Thursday, January 18, 2007

Italian Language to Vanish from Canada in 15 Years

The ANNOTICO Report
 
If the Italian Language were to Vanish from Canada in 15 Years,that would be a great travesty. But even worse is that Italian Canadians and Italian Americans have Very little knowledge about their Historical and Cultural Heritage.
 
We Need Italian and Italian/Canadian Heritage Studies Programs equally as much as Italian Language  Programs!! 

Italian Could Vanish in Canada within 15 years

Ambassador Sardo urges the community to take action and save their ancestral language

Corriere Canadese
Tandem- Canada's Cosmopolitan Italian News
Jan21, 2007 - Jan28, 2007
 
By Gabriel Sardo
Italian Ambassador to Canada 

One of the most pleasant surprises I found, upon my arrival in Canada a year ago, was to hear the sounds of my mother tongue coming from thousands - tens of thousands - of Canadians. Canadians of Italian heritage, mostly children and (less often) grandchildren of those Italians who came to this country in the '50s and '60s looking for a better life and who, thank God, found it here. However, not only Canadian children of Italian parents; also many other people, young and not so young, children of a non-Italian parent, who still took pleasure and pride in understanding and using the Italian language, a precious trait of human richness within the diverse, extraordinary cultural mosaic that distinguishes and ennobles this country.


After working a year in Ottawa and visiting almost every province of Canada, I've come to the sad conclusion that of all this, in 10-15 years at most, nothing will remain. Already, third-generation Italian-Canadians do not learn Italian at home, because their families do not know it or feel no interest in teaching it to their children. A few kids still manage to hear it spoken in school, provided they live in areas with high concentrations of Italian immigration, such as Toronto, and they will certainly remember a few sentences on the occasion of Italy's next sports victory. But the fourth generation, just born or underway, will not speak Italian at all, and possibly won't understand it either; and this will be - for the Italian-heritage community, for those Canadians born of a marriage between an Italian and a non-Italian, for Canadian society as a whole - a net loss, a severe impoverishment.


This is due to a kind of cultural sloppiness unworthy of either Italy or Canada. But remedying this is still possible. A few years remain for reacting and re-launching the teaching of Italian throughout the country, first of all within the Italian-heritage community, but not only there. The teaching should begin - unlike in the past - from the earliest years of life, when Italian could naturally and effortlessly join English and French as a third play language in daycares and kindergartens and as a third learning language for several subjects in primary schools. After that, the families and the kids themselves will choose whether they deem it important enough to keep studying it. But by that time, what they already learned will be enough to give them Italian as a mother tongue, never to be forgotten.


For this reason, I've taken the decision to invite the Italian communities - especially couples with young children or who plan to have children over the coming years - to organize a veritable census in their places of residence. Knowing where the kids live is indispensable to verify whether and how they could be grouped to achieve classes of the minimum size that provincial laws dictate for admissibility to grants. In other cases, it might be necessary to ask the parents whether - should those conditions not be met - they would be willing to contribute to the cost of creating new classes or Italian sections in existing classes.
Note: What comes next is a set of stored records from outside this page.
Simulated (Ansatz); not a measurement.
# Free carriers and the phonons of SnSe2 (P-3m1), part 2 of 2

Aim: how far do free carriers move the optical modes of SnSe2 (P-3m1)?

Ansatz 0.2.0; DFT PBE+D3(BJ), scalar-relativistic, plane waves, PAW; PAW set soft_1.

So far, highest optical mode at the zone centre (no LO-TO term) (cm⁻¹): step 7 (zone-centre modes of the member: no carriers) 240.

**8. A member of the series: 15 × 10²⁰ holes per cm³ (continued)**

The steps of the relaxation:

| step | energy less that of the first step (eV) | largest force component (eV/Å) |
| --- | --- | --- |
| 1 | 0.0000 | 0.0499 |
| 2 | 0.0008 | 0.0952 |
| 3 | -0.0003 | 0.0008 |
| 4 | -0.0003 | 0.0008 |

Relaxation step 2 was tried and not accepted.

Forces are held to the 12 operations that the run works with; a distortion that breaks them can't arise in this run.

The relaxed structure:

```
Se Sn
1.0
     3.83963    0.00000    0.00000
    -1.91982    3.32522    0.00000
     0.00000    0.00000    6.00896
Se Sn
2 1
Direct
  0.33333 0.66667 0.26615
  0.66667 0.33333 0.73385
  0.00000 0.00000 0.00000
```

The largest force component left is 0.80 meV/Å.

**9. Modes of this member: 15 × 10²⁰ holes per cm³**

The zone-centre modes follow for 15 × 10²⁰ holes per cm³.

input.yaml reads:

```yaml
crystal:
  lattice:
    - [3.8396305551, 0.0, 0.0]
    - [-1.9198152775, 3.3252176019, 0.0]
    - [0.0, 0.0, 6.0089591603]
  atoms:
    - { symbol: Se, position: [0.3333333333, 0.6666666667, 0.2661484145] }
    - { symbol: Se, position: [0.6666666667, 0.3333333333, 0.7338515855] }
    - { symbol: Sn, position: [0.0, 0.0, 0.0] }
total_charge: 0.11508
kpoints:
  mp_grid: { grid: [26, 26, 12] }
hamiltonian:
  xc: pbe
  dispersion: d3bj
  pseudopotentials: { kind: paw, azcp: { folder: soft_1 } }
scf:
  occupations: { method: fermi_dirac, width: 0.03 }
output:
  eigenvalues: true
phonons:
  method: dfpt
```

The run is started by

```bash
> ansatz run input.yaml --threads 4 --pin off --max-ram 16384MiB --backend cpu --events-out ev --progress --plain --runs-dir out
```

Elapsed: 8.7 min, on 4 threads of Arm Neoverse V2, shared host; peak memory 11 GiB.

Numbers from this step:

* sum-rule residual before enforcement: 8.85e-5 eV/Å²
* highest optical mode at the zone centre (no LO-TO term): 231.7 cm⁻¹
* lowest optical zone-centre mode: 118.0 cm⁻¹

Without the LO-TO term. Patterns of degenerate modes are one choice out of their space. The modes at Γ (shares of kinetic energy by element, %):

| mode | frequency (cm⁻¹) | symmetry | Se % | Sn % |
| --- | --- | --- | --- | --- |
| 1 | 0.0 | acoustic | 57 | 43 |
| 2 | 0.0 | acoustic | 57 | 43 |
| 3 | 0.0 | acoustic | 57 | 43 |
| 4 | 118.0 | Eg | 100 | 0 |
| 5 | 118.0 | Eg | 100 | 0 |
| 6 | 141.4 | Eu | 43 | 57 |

The generosity and management skill of this country offers innumerable examples of organizations and fund raising initiatives in the service of worthy causes: keeping Italian alive, making it grow even, is clearly one such cause. I hope that in every Italian-Canadian community, representative personalities, prominent citizens, and most of all fathers and mothers concerned with their children's future, will step forward to create ad hoc committees, collecting the information required to size the issue and give a first estimate of the cost. The Italian Embassy and Consulates will give every possible organizational and financial support to this endeavour, but this is and must remain a challenge that Italian families must understand and tackle on their own accord.


I trust that the community will respond positively. In some areas, this program will be enacted on time to start dozens of new daycares and kindergartens in the fall of this year, for the 2007- 2008 school year.


I trust that this will happen because the reasons for saving Italian in Canada are important and easily understood. Not just the generic need to preserve our communities' heritage, although this is an essential goal, especially in a country such as this, where the respect for one's cultural roots is regarded as a national patrimony. There are also reasons that concern the mental and cultural preparedness that today is required of anyone operating in a world made of interconnected societies. People might say, there are other languages, in addition to English and French, circulating in Canada and having a value, even a market value.

I respond not as the Ambassador of Italy to Canada, but as an individual of Italian language and culture, aware of my nation's history as well as of the values of other nations that have contributed to shaping today's world. Knowing Italian is important not just to speak with Italians or among Italians, but to speak with oneself and every other person; to master concepts, feelings, ideas that over the past 2,000 years - through Latin and then Italian - took roots and bore fruits in other European languages and cultures, and then spread to this and other continents.

There are Italian words that are the equivalent of the unique, irreplaceable models of painting and sculpture that the whole world adopted from Italy's Renaissance as part of our universal heritage, or of many musical expressions that everybody still calls - very aptly - with Italian names (allegro, adagio, etc.). Italian does not replace other languages, currently more important as means of social and commercial communication. Rather, it is a special richness of the mind, a cultural dimension that shaped the intellectual diversity of what was once called the Western individual, now known as the globalized individual. Depriving children and grandchildren of this richness is akin to a senseless, irresponsible mutilation: not just for Canadians who descend from - possibly remote - Italian ancestors, but for Canadians tout court.


I would also like to mention even more reasons, practical and immediate, to save the knowledge of Italian in Canada, especially evident to families of Italian origin. Learning Italian as a mother tongue between 3 and 5 years of age means opening a gateway to another world that includes Italy - universally recognized as enormously rich in cultural patrimony - but also every other nation of Europe. One can use it to tour the Old World, study at an increasingly international level, take job opportunities with corporations and professionals in a continent that is one of the world's economic powerhouses and keeps infusing its values in this globalized world.

A child who learns the fundamentals of Italian will grow up into a student who will become fluent after a brief stay in Europe, and who will become more - not less - Canadian, given that the richness of this country is its ability to absorb and merge different cultures. That child will surely be a better citizen of the world, much like in past centuries rulers, nobility and people of letters of every European nation regarded Italian as the language of most sophisticated dialogue and the most adequate expression of a beautiful mind.


I realize that this letter has run much longer than those normally addressed to an editor. I hope you and your readers will certainly understand that what prompted me to write is a disinterested concern, devoid of rhetoric. My appeal is heartfelt and urgent, because it regards the well-being and the image of the many Italian-Canadians who contributed to Canada's status as a leading nation; being Italian, I can't but look at this with participation and pride.